Day and in and day out I talk to finance and operations leaders who want to embrace automation but don't know how to do it.
And I get it. It's not easy because a single invoice in their company could be for millions of dollars. In fact, I spoke to a shipping provider that lost INR 30 crores ($3.4 million) because of a small data entry error in their document.
Errors like these force them to think that every line item needs to be verified by a human. But that's the wrong way to go about it. In 2025, document automation has come a long way. An accounting manager can set up a data extraction and validation workflow in minutes.
That's why I believe that document automation shouldn't be confined to the engineering team. Here's why:
For decades, whenever someone thinks about automation, the engineering team is their first port of call. The business user describes the workflow and IT or engineering gets to work.
While this process worked at a surface level, there are several pitfalls that break the process:
The IT team is often far removed from business operations and lacks the context that you have. They don’t understand the nitty-gritty details of documents, the expected data, and how the extracted data fits into the larger scheme of things.
You spend hours sharing knowledge and still end up with subpar document automation.
Studies prove it. A majority of projects, particularly data-related, fail due to the lack of understanding of the business context and user needs. In the end, you bear the brunt of failed projects.
A small mistake in your workflows results in delayed operations, missed payments, or failed service level agreements.
Another issue that Jishnu N.P., Docxster’s CTO, pointed out is the trouble maintaining a dedicated IT team for document automation.
New document automation workflows aren’t added frequently, and existing workflows develop issues far and few in between. A dedicated team stays underutilized and overbilled.
Even having one ML engineer onboard costs close to $50,000 (USD) in India. A dedicated team makes no sense financially for irregular tasks.
IT teams tend to default to template-based systems because it's ordered and easy to use. But we also know that a single deviation could break the entire system.
As you onboard new vendors, you'll see more document formats. No matter how hard you try to enforce a template, when you have thousands of documents coming in every week, it becomes unmanageable.
Then, your team has to redo everything manually which just wastes more time.
In one of our surveys, Lawrence Guyot, President, ETTE, shared that around 25% of their documents keep deviating from expected formats.
While template-based automation looks cost-effective, the time and financial costs stack up over time.
It’s high time businesses look for more adaptable and cost-effective ways to drive document automation. Something that reduces dependency on IT and rigid systems.

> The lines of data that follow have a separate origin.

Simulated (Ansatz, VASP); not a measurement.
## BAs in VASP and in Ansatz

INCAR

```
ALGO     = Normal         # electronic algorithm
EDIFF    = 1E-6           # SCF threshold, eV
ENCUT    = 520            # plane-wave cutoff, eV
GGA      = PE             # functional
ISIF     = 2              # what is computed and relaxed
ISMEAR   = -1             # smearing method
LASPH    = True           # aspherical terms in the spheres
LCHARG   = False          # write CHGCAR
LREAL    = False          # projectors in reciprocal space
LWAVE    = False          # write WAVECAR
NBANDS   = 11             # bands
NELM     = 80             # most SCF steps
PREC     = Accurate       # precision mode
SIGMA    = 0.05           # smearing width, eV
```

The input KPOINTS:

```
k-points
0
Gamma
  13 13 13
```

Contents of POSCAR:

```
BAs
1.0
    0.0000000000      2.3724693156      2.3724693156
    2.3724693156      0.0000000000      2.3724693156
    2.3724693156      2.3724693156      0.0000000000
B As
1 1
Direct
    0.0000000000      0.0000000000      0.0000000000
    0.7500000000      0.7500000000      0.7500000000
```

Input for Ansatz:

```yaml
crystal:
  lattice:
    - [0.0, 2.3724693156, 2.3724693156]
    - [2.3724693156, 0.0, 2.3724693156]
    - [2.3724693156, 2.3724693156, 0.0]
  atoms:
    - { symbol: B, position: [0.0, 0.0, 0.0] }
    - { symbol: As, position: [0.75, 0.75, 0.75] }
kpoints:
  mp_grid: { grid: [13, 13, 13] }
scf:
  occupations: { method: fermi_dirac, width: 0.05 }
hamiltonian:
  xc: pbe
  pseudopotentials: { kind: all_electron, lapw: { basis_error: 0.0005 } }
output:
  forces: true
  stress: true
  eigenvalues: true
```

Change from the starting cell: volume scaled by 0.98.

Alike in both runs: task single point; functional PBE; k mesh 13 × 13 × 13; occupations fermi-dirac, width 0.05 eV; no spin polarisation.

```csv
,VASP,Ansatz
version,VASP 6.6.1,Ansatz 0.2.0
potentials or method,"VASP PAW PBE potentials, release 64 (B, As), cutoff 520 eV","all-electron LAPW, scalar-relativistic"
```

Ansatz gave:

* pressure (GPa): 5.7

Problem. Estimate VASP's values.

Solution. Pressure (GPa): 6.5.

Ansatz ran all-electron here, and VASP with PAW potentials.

Many businesses are now shaking things up. 84% of businesses are adopting no-code platforms and taking control themselves instead of depending on IT.
No-code Anybody Can Do Automation (ABCD) automation platforms let business users create flows with drag-and-drop interfaces. Such business-led document automation brings these benefits:
You no longer have to wait for the IT team and spend hours on knowledge transfer. As soon as you have a requirement, you can create a new workflow in minutes. No-code platforms like Docxster also provide ready-to-use templates to make the workflow creation even more easy.
Also, as a business user, you’re closer to different parties that work with documents. You’ll be able to communicate any changes faster and make required changes to workflow quicker.
Let’s say your team decides to provide a rush order facility against a charge. But their purchase orders need to mention this.
Instead of going back to the developer, you can tweak the workflow to pull just one more column of rush order fees. You can also inform all buyers simultaneously to add a rush order fee column in their purchase orders.
Instead of weeks of back and forth, you can push new changes in days or hours for any business requirements.
When you’re the expert, you know exactly what data you need from a document.You can design more accurate extraction workflows with enough validations to check if something comes up wrong.
For instance, you’d already know if the batch number will be alphanumeric or numeric in an inspection document. You can add validations in workflows to flag if the batch number wrongly shows up as a word out of the blue.
There's always an ongoing tension between business users and engineering teams when a workflow breaks. But one's at fault.
It's more of the system's inability to handle exceptions. Instead of firefighting internally, you need to adopt a platform that doesn't rely on templates.
With templateless extraction, your automated workflows rely on you, the user. So, you can tweak it to your liking and involve engineers only when you need to create a more complicated workflow.
The entire process becomes more collaborative rather than a fruitless blame game.
With business-led automation, you save the labor cost of developing simple workflows. You can get no-code tools like Docxster for just $450 a year.
Advanced no-code tools also give you a more flexible system that won’t fail for every small change. Guyot shared that every one out of four documents deviates from templates.
Existing template-based document workflows will fail for those documents. And every failure comes with a cost. Labor costs for handling the failure and clearing the file.
For example, if a purchase order fails in the extraction process, then shipping gets delayed, which leads to possible revenue loss.
Business-led automations save both labor costs and potential revenue loss.
The entire shift from IT-led document automation to business-led automation has been made possible by no-code automation tools. These tools give the control back to business teams by:
When we were building Docxster, the first thing we had in mind was that any business user must be able to use it from day one. It must be a simple plug-and-play logic. And we stuck to it.
No-code automation platforms make building workflows so easy that users can start making them without any assistance.
We also know that mere data extraction doesn’t do much for your business. You need to move the data around in the right systems to actually make them actionable. That’s why we built a Workflow Builder—so that you can import and export data from and to any system you need.
Only involve your engineering team when you need to set up a really complicated workflow.
Automating traditional template-based extraction wasn’t an option. No-code platforms make automation possible by moving templates out of the picture and using AI-driven templateless extraction.
You don’t need support from ML engineers to design templates and create workflows (unless it’s really complicated).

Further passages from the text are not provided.